Coal oversupply to cap prices to 5-year-low

Coal oversupply to cap prices to 5-year-low

The short term looks gloomy.

Coal markets are awash with the fossil fuel as supply rises and demand comes under pressure, which it is likely to push prices for the commodity near the lowest in five years, reports show.

According to data from UBS AG and Bank of America, published by Bloomberg, exports are not expected to move up much, even with a higher seasonal demand for coal as the Northern Hemisphere heads into winter.

The forecast average price of coking coal, used for steel making, is expected to stay around $125 a tonne for the rest of the year, compared with $159 in 2013.

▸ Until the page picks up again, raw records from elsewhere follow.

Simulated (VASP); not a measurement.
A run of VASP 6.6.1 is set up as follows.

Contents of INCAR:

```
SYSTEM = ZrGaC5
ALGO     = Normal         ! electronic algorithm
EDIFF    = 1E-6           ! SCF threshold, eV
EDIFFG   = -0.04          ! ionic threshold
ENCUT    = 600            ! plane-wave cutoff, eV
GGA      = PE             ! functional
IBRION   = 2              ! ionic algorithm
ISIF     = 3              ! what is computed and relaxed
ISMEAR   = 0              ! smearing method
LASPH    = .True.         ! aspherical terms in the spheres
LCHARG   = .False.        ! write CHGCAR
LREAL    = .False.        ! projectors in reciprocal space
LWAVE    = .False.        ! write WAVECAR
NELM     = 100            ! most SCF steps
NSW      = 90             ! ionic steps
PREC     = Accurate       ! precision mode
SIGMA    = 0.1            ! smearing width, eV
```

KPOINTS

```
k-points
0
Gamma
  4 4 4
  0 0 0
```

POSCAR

Outlook for thermal coal, used mainly for energy generation, is not much healthier. The Australian and New Zealand Banking Group forecasts an average price this year of $74 per tonne, against $84 a year ago. ANZ Research says the situation is “unlikely to improve in the near, or medium, term” and has downgraded price estimates for the next three years.

Coal at Newcastle, the Asian benchmark price, dove last month to $67.05 a ton, the lowest since September 2009, Bloomberg reported. The dark combustible closed at $68.10 during the week ended Aug. 1, well below $72, the figure at which much as one fifth of global exports lose money, according to Morgan Stanley.

While the short-term estimates seem quite gloomy, ANZ is a tad more optimistic in the longer-term and it says that reduced capital expenditure on new mine capacity in Australia and Indonesia will “plant the seeds” for a tighter supply backdrop and price recovery in 2016 and 2017.